This exhibition is about a single image: Guerrillero Heróico; Ché Guevara's portrait shot by cuban photographer Alberto Díaz Gutiérrez, known as "Korda" (1928-2001) on March 5, 1960 in Havana, Cuba.
This portrait of Ché is said to be the most widely reproduced image in the history of the photograph, unpublished until after Che’s death and then reproduced in large numbers. The cropped version of this portrait, developed into a key icon for the post ‘68 generation, reproduced on murals, posters and T shirts, it became a symbol of rebellion and remains an icon to youth outside the political mainstream both in Europe, the U.S. and Latin America.
In the eighties and nineties it was reclaimed in the first world as radical-chic, to a new generation who knew little if nothing about the person or the ideological beliefs of the man behind the portrait. The image appeared on designer goods selling beers, vodka, watches and clothing, even tattooed onto the torso of the boxer Mike Tyson.
The image has also been incorporated into the work of many artists appearing in paintings, prints and photographic images. A great deal has been written about this image.
Italian writer, Giuliana Skime in a catalog text, for the exhibition Alberto Korda: "Momenti della Storia", in 1988, compared, Guerrillero Heróico to the iconic image of the Mona Lisa, in its gaze, arguing that the portrait of Ché captures the ideals of its time!
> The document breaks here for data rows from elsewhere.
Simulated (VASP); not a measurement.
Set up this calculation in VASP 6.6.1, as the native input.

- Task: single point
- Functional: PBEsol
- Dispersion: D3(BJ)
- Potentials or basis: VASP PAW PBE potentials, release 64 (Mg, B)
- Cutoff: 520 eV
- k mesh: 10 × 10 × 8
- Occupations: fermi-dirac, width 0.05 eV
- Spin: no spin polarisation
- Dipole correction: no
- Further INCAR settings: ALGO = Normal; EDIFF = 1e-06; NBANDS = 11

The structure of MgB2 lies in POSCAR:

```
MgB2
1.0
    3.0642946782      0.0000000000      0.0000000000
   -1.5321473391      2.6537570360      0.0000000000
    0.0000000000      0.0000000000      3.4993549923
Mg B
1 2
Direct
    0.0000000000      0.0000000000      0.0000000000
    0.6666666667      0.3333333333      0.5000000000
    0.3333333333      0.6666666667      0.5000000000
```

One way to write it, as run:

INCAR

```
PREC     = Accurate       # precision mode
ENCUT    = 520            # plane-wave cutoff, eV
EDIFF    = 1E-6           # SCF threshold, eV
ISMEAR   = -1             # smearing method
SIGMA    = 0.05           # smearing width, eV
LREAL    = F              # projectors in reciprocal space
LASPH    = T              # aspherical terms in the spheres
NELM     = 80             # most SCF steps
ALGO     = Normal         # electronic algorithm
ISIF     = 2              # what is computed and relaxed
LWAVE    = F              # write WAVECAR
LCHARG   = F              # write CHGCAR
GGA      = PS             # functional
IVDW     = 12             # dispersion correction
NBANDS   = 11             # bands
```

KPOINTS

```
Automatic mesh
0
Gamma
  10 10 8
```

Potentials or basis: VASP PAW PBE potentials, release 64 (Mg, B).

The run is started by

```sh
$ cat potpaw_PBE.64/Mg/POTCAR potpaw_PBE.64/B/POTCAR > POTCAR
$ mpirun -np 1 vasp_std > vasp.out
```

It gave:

Photo-historian, Vicki Goldberg, in her book, "The Power of Photography", argues that "the 'portrait of Ché' did more for his cause than the man himself accomplished in his lifetime! ”
David Kunzle, art-historian and author of Ché Guevara Icon, Myth and Message wrote: "How do we stand in relation to the Cult of Ché? Corporate media like to deride the very process in which they are engaged, which is to reduce the revolutionary to the role of 'leftist pop star'."